Chinese Coast Guard officials briefly boarded a Taiwanese cruise ship on Monday in an incident the government in Taipei said triggered panic among the people of the self-ruled island.

The incident near the Taiwanese Kinmen Islands, off the coast of the Chinese cities of Xiamen and Quanzhou, came a day after Beijing said it would step up patrols in the area in response to the deaths of two Chinese fishermen who drowned last week while being chased by the Taiwanese Coast Guard.

In a statement on Monday, Taiwan’s Coast Guard said six Chinese officials boarded the Taiwanese tourist boat, which was carrying 11 crew members and 23 passengers.

The Chinese officials checked the boat’s route plan, certificate and crew licenses and left about half an hour later.
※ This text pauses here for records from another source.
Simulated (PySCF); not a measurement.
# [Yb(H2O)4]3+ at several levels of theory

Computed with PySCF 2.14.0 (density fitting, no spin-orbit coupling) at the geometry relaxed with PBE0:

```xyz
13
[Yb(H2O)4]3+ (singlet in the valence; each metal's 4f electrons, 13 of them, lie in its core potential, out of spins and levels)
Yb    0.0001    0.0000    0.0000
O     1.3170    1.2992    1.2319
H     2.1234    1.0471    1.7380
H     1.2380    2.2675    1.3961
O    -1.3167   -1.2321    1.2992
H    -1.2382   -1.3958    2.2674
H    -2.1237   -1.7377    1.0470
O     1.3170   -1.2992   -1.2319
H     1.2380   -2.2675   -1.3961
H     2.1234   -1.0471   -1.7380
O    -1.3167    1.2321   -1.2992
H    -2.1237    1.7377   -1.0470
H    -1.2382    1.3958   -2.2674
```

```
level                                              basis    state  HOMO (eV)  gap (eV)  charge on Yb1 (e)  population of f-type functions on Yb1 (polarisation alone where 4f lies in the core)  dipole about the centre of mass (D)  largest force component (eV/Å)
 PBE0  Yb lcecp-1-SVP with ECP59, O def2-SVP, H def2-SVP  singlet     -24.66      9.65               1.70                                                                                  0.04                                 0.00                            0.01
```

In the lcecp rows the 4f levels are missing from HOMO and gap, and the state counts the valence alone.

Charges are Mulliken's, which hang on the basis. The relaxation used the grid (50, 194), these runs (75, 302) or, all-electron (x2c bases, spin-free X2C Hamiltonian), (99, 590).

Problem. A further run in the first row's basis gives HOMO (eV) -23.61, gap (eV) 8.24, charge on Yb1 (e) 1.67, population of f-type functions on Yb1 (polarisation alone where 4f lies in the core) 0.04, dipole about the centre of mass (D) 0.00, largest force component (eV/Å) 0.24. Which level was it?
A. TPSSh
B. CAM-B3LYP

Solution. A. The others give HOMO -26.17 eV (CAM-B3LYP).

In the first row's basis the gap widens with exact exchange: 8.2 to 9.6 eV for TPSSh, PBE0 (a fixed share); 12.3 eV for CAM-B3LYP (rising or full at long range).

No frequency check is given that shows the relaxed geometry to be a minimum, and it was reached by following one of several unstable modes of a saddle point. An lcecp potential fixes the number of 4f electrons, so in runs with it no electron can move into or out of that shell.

Taiwan’s Coast Guard said it dispatched its personnel to the scene. They arrived shortly after their Chinese counterparts left the cruise ship and “accompanied the ship all the way back to Shuitou Port” in Kinmen, it said.

There was no immediate comment from Beijing, which claims Taiwan as its territory.

In Taipei, Kuan Bi-ling, the head of Taiwan’s Ocean Affairs Council, condemned Beijing’s actions.

“We think it has harmed our people’s feelings and triggered people’s panic. That was also not in line with the interest of the people across the strait,” she told reporters, adding that it was common for Chinese and Taiwanese tourist boats to accidentally enter the other side’s waters.

“Boats like these are not illegal at all,” she said.

Kinmen is located just 5km (3 miles) from China’s Xiamen and has been controlled by Taipei since Chiang Kai-shek’s nationalists fled to Taiwan in 1949 after losing a civil war with Mao Zedong’s communists.

Fishermen from Taiwan and China regularly sail the stretch of water between Kinmen and the Chinese mainland. And on Wednesday, Taiwan said two of four Chinese fishermen died after their boat capsized while fleeing the Taiwanese Coast Guard.

It said their boat was fishing “within prohibited waters” about one nautical mile (1.8km) away from the Kinmen archipelago.

The other two survivors remain in Taiwan’s custody.

China issued a furious condemnation and its coast guard said it would step up law enforcement patrols in the area.

The patrols are intended to “further maintain the order of operations in relevant waters and protect the safety of fishermen’s lives”, Gan Yu, a spokesperson for the Chinese Coast Guard, said in a statement on Sunday.

Beijing has also called for the immediate release of the detained Chinese nationals.

Taiwan’s Mainland Affairs Council – which handles issues regarding Beijing – announced late on Monday that the families of the detained Chinese crew members are expected to arrive in Kinmen on Tuesday.

The Straits Exchange Foundation – a semi-official Taiwanese body that handles technical and business affairs with China – said it “will also send personnel to Kinmen to provide humanitarian care to the mainland family members… and assist them in handling the aftermath”, it said.

The incident has added to escalating tensions in the Taiwan Strait.

Chinese President Xi Jinping has in recent years ramped up rhetoric of unifying China and Taiwan, while the Chinese military has stepped up pressure on the island by deploying warplanes and naval vessels around it on a near-daily basis.

Taiwan had a presidential election in January, which saw the win of Democratic Progressive Party’s Lai Ching-te – a candidate Beijing considers a “separatist”.